All roofers use trigonometry, but roofing terminology sometimes obscures this fact. Instead of expressing roof pitch, which is a measure of the slope of a roof, as an angle, roofers prefer to express it as a ratio. The ratio still describes an angle, and you can convert between the ratio and the angle of the roof – as measured from the eave – using a mathematical table called a tangent table. There's usually no need to do this, however, because the ratio is self-explanatory and, in many ways, easier to use.

## The Rise Over the Run

You'll often hear roofers talking about the rise and run of a roof. The rise is the height of the roof above the top of the walls and the run is the horizontal distance from the peak to the edge of the eave. For example, a roof with a peak that rises 8 feet above the top of the walls has a rise of 8 feet. If the horizontal distance from the peak to the eave is 24 feet, the roof has a run of 24 feet. The ratio of the rise to the run is then 8/24, or 1/3.

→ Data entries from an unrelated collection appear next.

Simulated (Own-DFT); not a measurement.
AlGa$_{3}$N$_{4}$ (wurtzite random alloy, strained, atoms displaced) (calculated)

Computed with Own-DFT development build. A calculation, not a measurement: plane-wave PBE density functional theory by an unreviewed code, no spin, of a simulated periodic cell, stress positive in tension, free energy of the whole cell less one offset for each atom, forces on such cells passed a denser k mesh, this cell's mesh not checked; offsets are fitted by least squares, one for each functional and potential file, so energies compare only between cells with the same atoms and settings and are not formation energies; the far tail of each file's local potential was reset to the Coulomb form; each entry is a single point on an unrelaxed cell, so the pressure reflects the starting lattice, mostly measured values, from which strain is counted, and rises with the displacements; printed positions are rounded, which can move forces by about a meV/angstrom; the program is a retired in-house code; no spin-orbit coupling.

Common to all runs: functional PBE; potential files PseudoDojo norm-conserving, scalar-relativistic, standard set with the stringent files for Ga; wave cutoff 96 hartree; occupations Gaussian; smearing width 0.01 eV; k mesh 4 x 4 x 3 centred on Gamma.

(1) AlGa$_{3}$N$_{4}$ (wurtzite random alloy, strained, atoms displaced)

Roofers like to express the roof pitch ratio in inches, and for simplicity, they always use a run of 12 inches. To express a slope of 1/3 as a roof pitch, you would multiply by 4/4 to produce 12 in the denominator of the ratio. The fraction 4/4 equals 1, so it doesn't change the value of the pitch, and it produces a pitch of 4/12.

To reiterate, a roof pitch of 4/12 means that the roof rises 4 inches for every 12 inches of horizontal distance. Roofers refer to this as a 4-in-12 roof.

## Measuring Roof Pitch

In practice, it's unusual to measure the entire rise and run of a roof. It's much easier to measure the change in roof elevation over a 12-inch horizontal distance. You can do this with a 12-inch level and a tape measure, either working on top of the roof or in the attic. You extend the level out from the roof deck toward the downward slope, center the bubble and measure the vertical distance between the decking and the free end of the level. The pitch of the roof is simply the ratio of this number to 12.

## Roof Pitch and Roof Angle

You can think of a roof as forming the hypotenuse of a right-angled triangle. The rise and run of the roof form the other two sides of the triangle. Dredging up knowledge you gleaned in high school math class, you'll remember that the ratio of the rise to the run correspond to the tangent of the angle formed by the roof deck and the roof trusses. The larger this angle is, the greater the pitch of the roof. If you want to know the value of the angle, simply convert the roof pitch to a decimal fraction by dividing the run into the rise and look up that fraction in a table of tangents.